An estimated 14,000 to 20,000 homes and other buildings were damaged or destroyed during the military offensive in which more than 1,300 Palestinians were killed.

The visit is the first by US lawmakers since Hamas, an Islamist movement Washington blacklists as a terrorist organisation, seized control of the Palestinian enclave in June 2007.

Palestinian sources said that Baird and Ellison would not meet Hamas representatives during their visit to Gaza.

Their trip coincided with a visit to Israel by US Senator John Kerry, chairman of the foreign relations committee, as part of a regional tour.

Baird is a representative from Washington state and Ellison, the first Muslim elected to the US Congress, is from Minnesota.

 

 
Senator John Kerry visits Gaza Representative Keith Ellison (left) talking to a Palestinian youngman, Rep. Brian Baird in middle  

US Senator John Kerry visits Gaza

AFP, February 19, 2009

 

The visit "does not indicate any shift whatsoever with respect to Hamas," said Kerry, who heads the Senate's powerful foreign relations committee.
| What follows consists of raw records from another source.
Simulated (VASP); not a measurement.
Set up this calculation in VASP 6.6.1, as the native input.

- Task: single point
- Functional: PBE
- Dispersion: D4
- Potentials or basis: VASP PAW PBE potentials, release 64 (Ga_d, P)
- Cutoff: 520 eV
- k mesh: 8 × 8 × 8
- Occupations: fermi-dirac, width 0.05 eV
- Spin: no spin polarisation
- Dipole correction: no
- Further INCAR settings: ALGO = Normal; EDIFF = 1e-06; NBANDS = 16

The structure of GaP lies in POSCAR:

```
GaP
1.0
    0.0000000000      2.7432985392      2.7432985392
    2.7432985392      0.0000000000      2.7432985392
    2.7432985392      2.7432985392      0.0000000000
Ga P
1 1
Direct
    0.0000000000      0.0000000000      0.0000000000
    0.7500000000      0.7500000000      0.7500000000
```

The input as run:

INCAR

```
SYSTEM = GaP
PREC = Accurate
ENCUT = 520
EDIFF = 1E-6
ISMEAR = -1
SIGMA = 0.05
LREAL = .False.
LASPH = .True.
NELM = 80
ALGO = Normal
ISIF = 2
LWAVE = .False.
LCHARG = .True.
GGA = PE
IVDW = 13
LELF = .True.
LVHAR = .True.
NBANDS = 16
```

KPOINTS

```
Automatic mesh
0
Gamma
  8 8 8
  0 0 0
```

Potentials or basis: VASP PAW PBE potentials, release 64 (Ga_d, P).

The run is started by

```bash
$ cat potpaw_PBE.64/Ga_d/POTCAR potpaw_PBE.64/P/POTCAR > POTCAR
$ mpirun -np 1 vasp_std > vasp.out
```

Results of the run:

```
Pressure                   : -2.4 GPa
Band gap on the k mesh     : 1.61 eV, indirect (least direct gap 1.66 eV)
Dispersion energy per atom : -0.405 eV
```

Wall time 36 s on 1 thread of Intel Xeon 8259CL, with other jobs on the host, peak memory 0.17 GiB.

His first stop in the impoverished Palestinian enclave was the American school that was left in ruins by the deadly 22-day Israeli offensive that ended on January 18.

Talking to a Palestinian lawyer amid the dust and rubble, Kerry came to the defence of Israel for responding to almost daily rocket attacks by Hamas and other Palestinian militant groups.

"Your political leadership needs to understand that any nation that has rockets coming into it over many years, threatening its citizens, is going to respond," Kerry told Shar Habeel al-Zaim.

Kerry, who crossed from Israel into the Palestinian enclave aboard a UN vehicle, briefly toured Izzbet Abed Rabbo, a northern Gaza community ravaged by the Israeli offensive.

His visit coincided with a similar trip by Democratic US representatives Brian Baird and Keith Ellison.

He was expected to hold talks with UN officials involved in efforts to help Gaza recover from the military offensive that came on the heels of 18 months of a crippling blockade.

Travelling to Gaza indicates "our effort to listen and to learn," the 2004 presidential candidate said earlier in Sderot, an Israeli city just outside Gaza that has been the main target of Palestinian rocket attacks in recent years.

The congressmen were not scheduled to meet any Hamas officials during their visits, the first such trips since the Islamists seized control of Gaza Strip in June 2007.

The United States, in common with the European Union, blacklists Hamas as a terror group.

"There is nothing in a visit that changes anything" said Kerry, who was scheduled to travel on to Syria on Saturday as part of his tour of the region.

"What has to change is behaviour. What has to change obviously is Hamas's consistent resort to instruments of terror," he said in Sderot, where he and Israeli Foreign Minister Tzipi Livni inspected rockets fired by Gaza militants that are exhibited in the town's police station.

"We feel very deeply that no one should have to live under this threat," he said.

"The politics of the Obama administration and this Democratic Congress remain the same with respect to Hamas," said Kerry.

The congressmen's visits came against the backdrop of continued violence in and around the besieged territory despite Egypt's efforts to broker a lasting ceasefire following the Israeli military offensive that killed more than 1,300 Palestinians.

Palestinian militants fired rockets and mortars at southern Israel on Thursday, the Israeli army said just hours after troops were reportedly involved in a firefight when they briefly entered Gaza.

Two rockets and two mortar rounds were fired from the Gaza Strip causing no casualties or damage, a military spokesman said.

The Israeli military responded with an air raid on smuggling tunnels on Gaza's border with Egypt. Witnesses said there were no casualties.

In another development, a Palestinian who approached the border fence was lightly wounded by Israeli gunshots, witnesses said.

The armoured vehicles entered the Gaza capital after anti-tank rockets were fired at them, witnesses said.

Cairo's efforts to broker a lasting truce hit a snag on Wednesday when Israel's security cabinet voted to make a truce conditional on the release of Gilad Shalit, an Israeli soldier seized by Gaza militants in a deadly cross-border raid in June 2006.

Hamas insists that Shalit's release be negotiated separately as part of a prisoner exchange involving hundreds of Palestinians currently held in Israeli jails.

Hamas has said any truce must include the opening of Gaza's border crossings, which Israel has closed to all but humanitarian aid since the Islamist movement seized control of the territory.

Egypt has been acting as a go-between in efforts to consolidate the separate ceasefires that ended Israel's 22-day Gaza offensive on January 18.

The ceasefires have been rattled by Palestinian rocket fire and Israeli military raids.